An international team of astronomers led by Texas A&M experts investigate the mysteries of galaxy formation in the early universe.
Texas A&M astronomers Kim-Vy Tran, Casey Papovich and Ryan Quadri led an international, multi-institution team of experts in a National Science Foundation funded project called ZFOURGE to study the evolution of the early universe. The team used state of the art near-infrared imaging technology with sensitive filters at the Magellan Telescope (MT) in Chile to perform sky surveys from 2010 to 2012 to discover the physics of galaxy formation in the early universe.
Tran, associate professor in the Department of Physics and Astronomy, said the project aimed at pushing into a new frontier in astronomy by observing distant galaxies and utilizing the superior sensitivity and depth of the MT instruments to collect faint light from far away galaxies.
“The advantage was that the telescope has a very large collecting area so we could see very faint things,” Tran said. “Every time you go fainter you learn new things; and the other very important point is to go to longer wavelengths and it was critical for us to capitalize on that ability.”
Ryan Quadri, visiting professor and Mitchell Astronomy Fellow in the Department of Physics and Astronomy said this project was a natural succession to a pilot project conducted earlier with Ivo labbe who was then at Carnegie Observatory. Many of the techniques developed in the pilot project were employed to structure the sky surveys.
“They were installing this fantastic new infrared camera on this telescope, so it was a very obvious thing, so let’s do this project again, but do it way better,” Quadri said.
Ben Forrest, doctoral student in the Department of Physics and Astronomy said that he joined the team in his third year of graduate studies. Forrest utilized novel techniques for analyzing multi-wavelength observations and combined it with existing data from similar surveys.
“The idea of working on the data from this survey was very appealing,” Forrest said. “It is one of the deepest near infrared surveys and it really has some fantastic data which allows for some great projects for graduate students.”
The data collection itself was performed by an international team by taking turns at the telescope in Chile. An important logistical challenge was the weekly team meetings due members of the team being spread out across the world.
“Our team is way more cohesive than other similar collaborations,” Tran said. “The survey would not exist without graduate students and they have been exceptional about converting photons into science results that are published”

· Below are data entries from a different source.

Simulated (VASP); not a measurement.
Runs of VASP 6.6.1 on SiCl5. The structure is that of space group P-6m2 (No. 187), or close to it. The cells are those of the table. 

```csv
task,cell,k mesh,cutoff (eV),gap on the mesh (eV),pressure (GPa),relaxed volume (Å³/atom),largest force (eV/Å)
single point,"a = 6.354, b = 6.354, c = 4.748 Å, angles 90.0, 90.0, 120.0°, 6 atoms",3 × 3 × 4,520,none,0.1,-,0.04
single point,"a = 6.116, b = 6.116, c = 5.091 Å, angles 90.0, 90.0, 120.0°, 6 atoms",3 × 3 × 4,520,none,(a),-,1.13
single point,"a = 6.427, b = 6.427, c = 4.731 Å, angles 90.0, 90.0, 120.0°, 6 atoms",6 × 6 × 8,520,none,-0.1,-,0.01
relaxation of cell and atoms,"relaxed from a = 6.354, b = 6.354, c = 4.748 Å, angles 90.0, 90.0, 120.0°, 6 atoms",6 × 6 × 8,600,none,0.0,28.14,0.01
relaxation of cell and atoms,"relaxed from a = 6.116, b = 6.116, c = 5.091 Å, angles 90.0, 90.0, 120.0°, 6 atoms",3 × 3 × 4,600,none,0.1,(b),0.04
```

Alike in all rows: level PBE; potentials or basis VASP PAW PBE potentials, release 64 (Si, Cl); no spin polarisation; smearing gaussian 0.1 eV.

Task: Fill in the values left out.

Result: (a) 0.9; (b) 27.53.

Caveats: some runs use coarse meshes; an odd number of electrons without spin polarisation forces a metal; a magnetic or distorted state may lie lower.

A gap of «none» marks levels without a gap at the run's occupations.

Quadri mentioned one of the very first results from processing the data and developing high quality images was realized in a team meeting. A cluster of galaxies was found from when the universe was just three billion years old, making this one of the earliest galaxy clusters ever found by astronomers. This resulted in the first publication from the project.
“If we did not have such high quality data, it would not have jumped out at us and we would not have noticed it,” Quadri said.
One of the goals of the project was to open source the data to the public which was achieved in August this year. This would also serve as an archive for future astronomers. The James Webb Space Telescope (JWST) is scheduled to succeed the Hubble Space Telescope in 2018 and is expected to expand on the science of this project.
Tran said that they are currently working on the next steps of the project — utilizing new filters to probe further into the infrared spectrum and hence let them peer into distant galaxies. The result would be to look at an even younger universe, and help them get close to the observational limit of the cosmic microwave background.
The ZFOURGE website allows the general public to look at galaxies billions of light years away and almost two thirds the way across the universe.
“It still boggles my mind how we can say anything about these things which are so tremendously huge but so tremendously far away, hence so tremendously faint,” Quadri said. “Even when I was just beginning as graduate student if you had told me we could do the things that we could do now, I would have said it is crazy.”